WASHINGTON - As Cruz' allotted speaking time was nearing its end, he offered to skip the initial vote and shorten debate on the underlying stopgap spending bill that's required to avert a government shutdown after midnight on Monday.
The Senate's top Democrat, Majority Leader Harry Reid, said the vote would go ahead as planned. Reid shrugged off Cruz' effort.
"For lack of a better way of describing this, it has been a big waste of time," Reid said.
Since Tuesday afternoon, Cruz -- with occasional remarks by Sen. Mike Lee, R-Utah, and other GOP conservatives -- has controlled the Senate floor and railed against Obamacare. At 10:41 a.m. EDT Wednesday, Cruz and his allies reached the 20-hour mark, the fourth-longest Senate speech since precise record-keeping began in 1900.
That exceeded March's 12-hour, 52-minute speech by Sen. Rand Paul, R-Ky., like Cruz a tea party lawmaker and potential 2016 presidential contender, and filibusters by such Senate icons as Huey Long of Louisiana and Robert Byrd of West Virginia.
With no food or restroom breaks, his tie finally loosened, Cruz was helped by eight of his conservative allies who gave him brief respites by asking lengthy questions as permitted under Senate rules, though he was required to remain on his feet.
Cruz said he has learned that defying party leaders is "survivable," adding, "Ultimately, it is liberating" and that his long evening involved "sometimes some pain, sometimes fatigue."
But he added, "You know what? There's far more pain in rolling over. ... Far more pain in not standing up for principle."
Republican leaders and several rank-and-file GOP lawmakers had opposed Cruz's time-consuming effort with the end of the fiscal year looming. They fear that Speaker John Boehner and House Republicans won't have enough time to respond to the Senate's eventual action.

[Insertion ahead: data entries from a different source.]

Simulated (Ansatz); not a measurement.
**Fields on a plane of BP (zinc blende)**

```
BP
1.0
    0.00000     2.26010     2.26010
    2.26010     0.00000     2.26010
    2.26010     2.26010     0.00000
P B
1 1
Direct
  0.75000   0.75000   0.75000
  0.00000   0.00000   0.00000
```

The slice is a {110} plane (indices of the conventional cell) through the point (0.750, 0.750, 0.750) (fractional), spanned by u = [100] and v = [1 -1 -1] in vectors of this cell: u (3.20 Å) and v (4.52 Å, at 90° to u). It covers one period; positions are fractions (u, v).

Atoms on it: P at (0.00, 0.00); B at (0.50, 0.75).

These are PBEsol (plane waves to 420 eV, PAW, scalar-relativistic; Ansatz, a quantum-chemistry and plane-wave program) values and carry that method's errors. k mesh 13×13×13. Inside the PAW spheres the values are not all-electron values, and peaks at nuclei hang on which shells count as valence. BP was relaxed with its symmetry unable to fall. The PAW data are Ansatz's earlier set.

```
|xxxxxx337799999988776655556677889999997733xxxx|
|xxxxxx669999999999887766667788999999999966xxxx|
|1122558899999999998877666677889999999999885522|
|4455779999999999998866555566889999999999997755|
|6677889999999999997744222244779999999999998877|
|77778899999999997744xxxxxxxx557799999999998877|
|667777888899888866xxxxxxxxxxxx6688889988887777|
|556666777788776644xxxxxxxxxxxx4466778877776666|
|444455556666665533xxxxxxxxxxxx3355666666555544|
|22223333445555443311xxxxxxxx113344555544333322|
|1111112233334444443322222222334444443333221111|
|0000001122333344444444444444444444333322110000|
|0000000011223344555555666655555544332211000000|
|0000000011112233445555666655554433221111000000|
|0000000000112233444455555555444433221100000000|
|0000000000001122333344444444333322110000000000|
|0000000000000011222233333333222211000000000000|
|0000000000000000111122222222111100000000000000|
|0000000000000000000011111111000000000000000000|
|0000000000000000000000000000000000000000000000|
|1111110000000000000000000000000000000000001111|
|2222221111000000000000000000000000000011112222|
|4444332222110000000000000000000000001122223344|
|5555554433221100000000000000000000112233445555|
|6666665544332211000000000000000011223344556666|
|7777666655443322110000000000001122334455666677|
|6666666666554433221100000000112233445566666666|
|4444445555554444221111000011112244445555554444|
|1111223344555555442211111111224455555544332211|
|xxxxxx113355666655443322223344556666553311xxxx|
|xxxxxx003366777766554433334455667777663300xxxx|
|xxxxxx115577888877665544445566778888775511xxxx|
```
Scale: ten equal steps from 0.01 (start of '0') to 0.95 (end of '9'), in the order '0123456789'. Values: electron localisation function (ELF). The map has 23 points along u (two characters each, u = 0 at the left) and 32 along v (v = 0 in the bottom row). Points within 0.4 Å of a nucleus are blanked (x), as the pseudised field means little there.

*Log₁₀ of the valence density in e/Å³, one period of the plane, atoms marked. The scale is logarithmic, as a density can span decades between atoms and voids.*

Two financial deadlines loom -- keeping the government operating after Oct. 1 and raising the nation's borrowing authority. In a letter to Congress on Wednesday, Treasury Secretary Jacob Lew said the government will have exhausted its borrowing authority by Oct. 17, leaving the United States with just $30 billion cash on hand to pay its bills.
That's a slightly worse financial position than Treasury predicted last month and it adds to the pressure on Congress to increase the government's borrowing cap to avert a first-ever U.S. default on its obligations.
Determined to pressure the Democrats, Republicans have raised the possibility of adding a one-year delay to the individual mandate of the health care law to any legislation to raise the borrowing authority.
Paul, who has questioned Cruz's tactics, gave the admittedly tired Texan a respite Wednesday morning by joining the debate and criticizing Obamacare. But in a reflection of the limited GOP support for Cruz' effort, no members of the Senate leadership came to the Texan's aid. Cruz did, however, get help through the wee hours of the morning from Lee.
Reid downplayed the significance of Cruz's speech after arriving at the Capitol Wednesday morning.
"He raised some money with the tea party folks," Reid said. "That's what it's all about."
The House-passed measure is required to prevent a government shutdown after midnight Monday and contains a tea party-backed provision to "defund" implementation of what's come to be known as "Obamacare". Cruz is opposed to moving ahead on it under debate terms choreographed by Democrats to defeat the Obamacare provision.
The mechanics of advancing the bill were overshadowed by Cruz's speech, which included a reading of Dr. Seuss' "Green Eggs and Ham" to his daughters back home in Texas.
"When Americans tried it, they discovered they did not like green eggs and ham and they did not like Obamacare either," Cruz said. "They did not like Obamacare in a box, with a fox, in a house or with a mouse. It is not working."
Senate rules are working against Cruz, who also has angered many GOP colleagues who complain privately that the freshman has set impossible expectations at the expense of other Republicans. Some of Cruz's leading allies include organizations like the Senate Conservatives Fund and the Club for Growth, organizations which frequently donate money to conservatives challenging more moderate Republicans in primaries.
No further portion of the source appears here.